An annual public meeting on the regulation of Namakan and Rainy lakes and the water quality of Rainy River will be conducted at 7 p.m. Tuesday at the LaPlace Rendez-Vous Hotel in Fort Frances.
The meeting is held jointly by the International Rainy Lake Board of Control and the International Rainy River Water Pollution Board.
Ed Eaton, engineering advisor to the IRLBC, said the annual meetings are now geared more toward hearing concerns and interests from people attending the meeting than a lengthy presentation by the joint board.
He said the change in meeting format was prompted in 2001 or 2002 during a high water event when attendees grew frustrated by a 45 minute presentation, which left little time for answers to their questions about flooding.
“Ever since that time the presentation is down to the bare minimum,” he said. The presentation includes information about water level regulation, hydro conditions and if there is any particular board activities of significance to the audience, he said.
“We want the experience to be meaningful for the people involved,” he said of the joint meeting.
The U.S. and Canada’s recent agreement with the recommendation from the Lake of the Woods Task Force may be of interest during the meeting, said Eaton.
“It has some far reaching implications with establishing a merged board with an expanded quality mandate for Lake of the Woods,” Eaton said. “It carries with it a fairly significant work effort in the future for developing a plan of study looking at watershed management and those kind of things.”

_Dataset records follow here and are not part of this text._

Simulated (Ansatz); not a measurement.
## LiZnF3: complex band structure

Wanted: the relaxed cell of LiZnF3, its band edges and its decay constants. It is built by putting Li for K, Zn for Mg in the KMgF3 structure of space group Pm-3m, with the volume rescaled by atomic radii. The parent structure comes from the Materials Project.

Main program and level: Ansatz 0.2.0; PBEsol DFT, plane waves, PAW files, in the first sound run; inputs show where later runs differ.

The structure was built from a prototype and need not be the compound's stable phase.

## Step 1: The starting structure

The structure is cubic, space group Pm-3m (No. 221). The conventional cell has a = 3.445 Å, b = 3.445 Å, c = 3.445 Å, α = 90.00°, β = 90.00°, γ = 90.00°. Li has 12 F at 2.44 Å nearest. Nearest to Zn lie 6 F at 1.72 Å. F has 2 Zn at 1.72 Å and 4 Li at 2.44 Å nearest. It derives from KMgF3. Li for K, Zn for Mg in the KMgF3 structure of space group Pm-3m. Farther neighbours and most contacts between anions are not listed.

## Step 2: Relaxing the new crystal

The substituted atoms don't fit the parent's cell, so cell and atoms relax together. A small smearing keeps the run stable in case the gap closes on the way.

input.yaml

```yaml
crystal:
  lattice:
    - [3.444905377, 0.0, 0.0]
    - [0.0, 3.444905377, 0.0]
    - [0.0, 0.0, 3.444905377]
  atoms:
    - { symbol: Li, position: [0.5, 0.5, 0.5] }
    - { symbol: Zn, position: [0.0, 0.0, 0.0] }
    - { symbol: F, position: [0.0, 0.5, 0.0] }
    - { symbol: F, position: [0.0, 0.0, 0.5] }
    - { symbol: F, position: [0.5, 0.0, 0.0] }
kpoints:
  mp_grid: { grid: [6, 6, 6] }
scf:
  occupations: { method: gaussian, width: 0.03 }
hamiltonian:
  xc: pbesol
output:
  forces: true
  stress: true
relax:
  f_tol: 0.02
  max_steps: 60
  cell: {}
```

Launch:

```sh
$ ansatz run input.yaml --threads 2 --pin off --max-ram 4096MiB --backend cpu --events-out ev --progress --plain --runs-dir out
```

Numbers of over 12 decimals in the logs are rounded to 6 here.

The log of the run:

Eaton said details are still being developed to determine what form that plan would take.
And the joint board will be in Borderland for more than just the annual basin public meeting, he said. The joint board will meet on Tuesday and Thursday, as well as meet Wednesday with area government resource managers, dam operators, Voyageurs National Park staff and other citizens of organizations from Canada and the United States during a boat tour to the Kettle Falls dam.
Meanwhile, Eaton said the planned review of the rule curve set in 2000 that guides the levels of Rainy and Namakan lakes is on target for a review in 2015.
The water levels are controlled by a hydroelectric dam on the Rainy River in International Falls and Fort Frances and two water-control dams located at Kettle Falls, the outlet of Namakan Lake.
The structures are owned and operated by H2O Power LP on the Canadian side and by Boise Inc. on the United States side. The companies manage the water levels of Rainy and Namakan lakes in accordance with the rule curves established by the International Joint Commission. The IJC has delegated the oversight of the rule curves to the International Rainy Lake Board of Control, which has both a U.S. and Canadian representative as well as technical staff. There is a similar group known as the Lake of the Woods Control Board for that area.
The first rule curves were introduced by the IJC in 1949 after detailed study and public hearings. The serious floods, which occurred in 1950 and 1954, led to a reevaluation and modification of the rule curves in 1957. The rule curves were modified again in 1970 due to high and low water events on Rainy and Namakan Lakes from 1957 to 1968. The latest revisions to the rule curves came on Jan. 6, 2000 after a self-appointed group known as the International Steering Committee advocated further changes to the rule curves on both lakes.
An assessment work group, of which Eaton was a member, developed a plan of study for producing a body of scientific defensible evidence to be used for the rule curve review, he said.
“That is an ongoing process now,” he said. “A number of studies have been identified as sort of the baseline that would be needed for whomever conducts the review in 2015 to have this cadre of studies to look at and try to discern whether the rule curves have been a net positive, net negative or neutral in these interest areas.”
The studies will consider the 2000 rule curve effects on areas such as fisheries, recreation, vegetation and flood control, he explained.
“The studies will consider the economic, social and recreational impacts related to the rule curve changes,” he said.
The commission is expected to conduct hearings in the basin to receive public input on the 2000 rule curves in 2015, he said, adding the commission has not yet made any final decision on how the review will be structured.
“Everything is going well along those lines, in terms of the body of scientific evidence that will allow for a successful and meaningful review of the curves,” said Eaton.